React - what is wrong with my custom hook for click outside of element?

Question

I have a custom hook for click outside of element in a menu. What happens is: when i click on "open menu", it opens menu, when i click outside it closes it (all good) but when I click again on the button "open menu" to close it (after opening it), it closes it for a second and then opens it again. I have been looking trying ti find the reason but cant. any help would be great. Sorry if i didnt phrase my question well, i did not know how to ask more clear :) Thank you!!

const { useState, useRef } = React;

const App = () => {
  const [showMenu, setShowMenu] = React.useState(false)

  return (
    <div>
      <div className="menu-section-conatainer">
        <button
          className={"menu-link"}
          onClick={() => {
            setShowMenu(true)
          }}
          name={title}
        >
          open menu
        </button>
      </div>

      <Menu
        showState={showMenu}
        clickHandler={setShowMenu}
      >
        {children}
      </Menu>
    </div>
  )
}

const Menu = ({ children, clickHandler, showState}) => {
  const ref = useRef()
  useOnClickOutside(ref, () => clickHandler(false))

  return (
    <div
      className="menu-expanded-wrapper"
    >
      <div ref={ref} className="menu-expanded">
        {children}
      </div>
    </div>
  )
}

const useOnClickOutside = (ref, handler) => {
  React.useEffect(() => {
    const listener = event => {
      if (!ref.current || ref.current.contains(event.target)) {
        return
      }
      handler(event)
    }

    document.addEventListener("mousedown", listener)
    document.addEventListener("touchstart", listener)

    return () => {
      document.removeEventListener("mousedown", listener)
      document.removeEventListener("touchstart", listener)
    }
  }, [ref, handler])
}

Answer 1

The reason your menu component closes then opens again immediately when clicking the button while the menu is already open is that when you click the button, the listener in useOnClickOutside is called (and closes the menu) then the onClick function on the button is called (and opens the menu).

You can fix this by moving the use of useOnClickOutside to the App component and placing the ref on an element that's a parent of both the button and the menu so that clicks on the button are ignored for the purposes of "outside". Additionally, this is probably a better structure anyway so that the opening/closing logic is housed solely in the App component.
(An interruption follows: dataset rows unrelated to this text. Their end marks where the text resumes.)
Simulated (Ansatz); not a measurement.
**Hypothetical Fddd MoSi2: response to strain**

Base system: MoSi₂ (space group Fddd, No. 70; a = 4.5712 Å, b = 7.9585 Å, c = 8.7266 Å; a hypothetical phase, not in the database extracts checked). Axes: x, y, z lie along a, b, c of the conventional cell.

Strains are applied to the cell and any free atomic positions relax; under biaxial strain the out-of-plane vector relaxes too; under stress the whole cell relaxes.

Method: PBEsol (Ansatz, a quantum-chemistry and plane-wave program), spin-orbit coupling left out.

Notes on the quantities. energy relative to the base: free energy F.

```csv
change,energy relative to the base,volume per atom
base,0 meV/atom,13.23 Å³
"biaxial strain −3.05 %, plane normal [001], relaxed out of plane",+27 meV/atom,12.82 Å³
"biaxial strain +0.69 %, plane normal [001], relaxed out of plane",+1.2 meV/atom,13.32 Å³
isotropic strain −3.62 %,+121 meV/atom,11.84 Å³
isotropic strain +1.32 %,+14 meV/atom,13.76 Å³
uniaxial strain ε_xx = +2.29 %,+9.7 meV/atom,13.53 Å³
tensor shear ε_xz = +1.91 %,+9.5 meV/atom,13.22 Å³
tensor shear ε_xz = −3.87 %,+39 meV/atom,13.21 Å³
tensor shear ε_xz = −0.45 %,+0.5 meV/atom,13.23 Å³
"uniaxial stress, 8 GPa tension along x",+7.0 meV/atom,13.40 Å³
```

Then you should update your button's onClick function so that it toggles showMenu rather than just setting its value to true. You can do this simply with setShowMenu(prev => !prev).

Here's an example:

const App = () => {
  const [showMenu, setShowMenu] = React.useState(false)
  const ref = React.useRef()
  useOnClickOutside(ref, () => setShowMenu(false))

  return (
    <div ref={ref}>
      <div className="menu-section-conatainer">
        <button
          className={"menu-link"}
          onClick={() => {
            setShowMenu(prev => !prev)
          }}
          name="Toggle Menu"
        >
          {showMenu ? "Hide Menu" : "Show Menu"}
        </button>
      </div>

      <Menu showState={showMenu}>
        Menu Items
      </Menu>
    </div>
  )
}

const Menu = ({ children, showState}) => {
  return (
    <div className="menu-expanded-wrapper">
      <div className={ showState ? "menu-expanded" : "menu-collapsed" }>
        {children}
      </div>
    </div>
  )
}

With no changes to your useOnClickOutside hook.